Things will get very hot and spicy in Tauranga City tomorrow as the national final of the 2026 New Zealand National Chilli Eating Challenge comes to town!
Tauranga has held a regional “heat” of the competition for four years, but this year The Barrel Room is the national host – meaning locals can feel the burn to try to claim the NZ Chilli Eating Champion crown, and $500 cash.
Organiser Mark Jackson said the event would run from 12pm to 6pm, swallowing up Wharf St’s pedestrian-only strip in the CBD and offering a festival atmosphere tomorrow from noon.

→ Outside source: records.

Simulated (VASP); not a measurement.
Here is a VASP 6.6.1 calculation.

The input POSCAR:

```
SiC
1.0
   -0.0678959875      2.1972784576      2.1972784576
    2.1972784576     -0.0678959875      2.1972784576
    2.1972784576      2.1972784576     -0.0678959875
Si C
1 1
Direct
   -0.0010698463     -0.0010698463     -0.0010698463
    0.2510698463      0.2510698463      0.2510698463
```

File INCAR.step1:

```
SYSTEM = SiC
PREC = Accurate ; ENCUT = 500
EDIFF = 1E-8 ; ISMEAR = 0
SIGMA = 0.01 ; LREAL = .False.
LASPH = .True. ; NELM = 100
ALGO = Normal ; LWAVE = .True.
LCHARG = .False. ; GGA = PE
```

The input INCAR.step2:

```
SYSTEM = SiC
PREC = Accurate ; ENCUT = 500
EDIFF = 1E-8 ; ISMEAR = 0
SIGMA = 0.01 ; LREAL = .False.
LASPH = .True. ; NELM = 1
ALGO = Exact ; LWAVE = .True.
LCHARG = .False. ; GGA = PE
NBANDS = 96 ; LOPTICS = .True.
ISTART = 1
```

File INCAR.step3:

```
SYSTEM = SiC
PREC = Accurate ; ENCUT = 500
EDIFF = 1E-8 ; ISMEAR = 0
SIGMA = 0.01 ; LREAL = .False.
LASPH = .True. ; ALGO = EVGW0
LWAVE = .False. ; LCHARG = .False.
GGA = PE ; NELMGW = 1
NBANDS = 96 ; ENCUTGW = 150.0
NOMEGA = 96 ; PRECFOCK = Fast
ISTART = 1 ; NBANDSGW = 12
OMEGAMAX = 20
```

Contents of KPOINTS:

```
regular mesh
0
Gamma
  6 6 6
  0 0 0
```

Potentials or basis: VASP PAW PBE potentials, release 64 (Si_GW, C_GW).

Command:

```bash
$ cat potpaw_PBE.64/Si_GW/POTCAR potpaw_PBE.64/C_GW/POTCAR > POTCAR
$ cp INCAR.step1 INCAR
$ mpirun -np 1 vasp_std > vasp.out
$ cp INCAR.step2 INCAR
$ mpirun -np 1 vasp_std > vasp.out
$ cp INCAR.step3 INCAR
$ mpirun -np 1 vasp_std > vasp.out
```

The Rock radio station will MC the event, with live music on an outdoor stage and seven hot-sauce suppliers from around New Zealand at stalls offering tastings and products for sale to entertain the crowds. Nearby restaurants and bars will be selling spicy special dishes, Jackson said.
Regional heats were held in Auckland, Hamilton, Wellington, Whanganui, Christchurch, and Dunedin to find the country’s fiercest chilli eaters.
“We expect to have most of the regional champions in Tauranga to compete in the final as long as they can get themselves there, as well as some locals and an Australian champion too,” he said. “Last year’s NZ champion, Jesse Painter from Christchurch, will also travel to Tauranga to defend his title.”
Jackson planned for about 15 competitors in the final and had sourced 20 chilli varieties. “They go from a jalapeno, which is our mildest, through to a brainstrain. Those go up to 1.8 million Scoville,” he said.
The Scoville scale measures the pungency, or “heat” of chilli peppers. “This scale determines how hot a chilli is. For example, 1 Scoville takes 1.8 million drops of water to remove the heat. If you look up 1.8m drops of water, it’s about 500L.”
That’s why the competition was serious business. “It’s not for the faint-hearted, that’s for sure.”
The final will begin at 3pm on the outdoor stage – and viewing points will be in hot demand.
“I will line up the chillis, and each contestant will be given a chilli. We count it down, they throw it in their mouths and chew it. It has stay in their mouth for at least 30 seconds,” Jackson said.
After that, contestants can swallow the chilli. “We have a five-minute break, then go again and again until the last man is standing, basically.”
Mark said the final usually ended with “two crazy people”. “It can get down to a speed race to crown the winner.”
The Barrel Room general manager Liam Jackson said local representation would be high, thanks to the “fast-track pass straight to the national final” on offer to locals.

The Barrel Room general manager Liam Jackson is preparing for a big crowd to watch 2026’s New Zealand National Chilli Eating Challenge final on wharf St. Photo / Kelly O’Hara
So if you can handle the heat and think you’d cause an upset, sign up now, he says.
“We’ve got eight locals signed up so far. It’s going to be amazing!”
Whether Tauranga’s past chilli-eating champion Shannon Leigh would compete remained unknown, said Liam. “He’s keeping his cards pretty close to his chest on whether he will enter – you’ll have to come along and see!”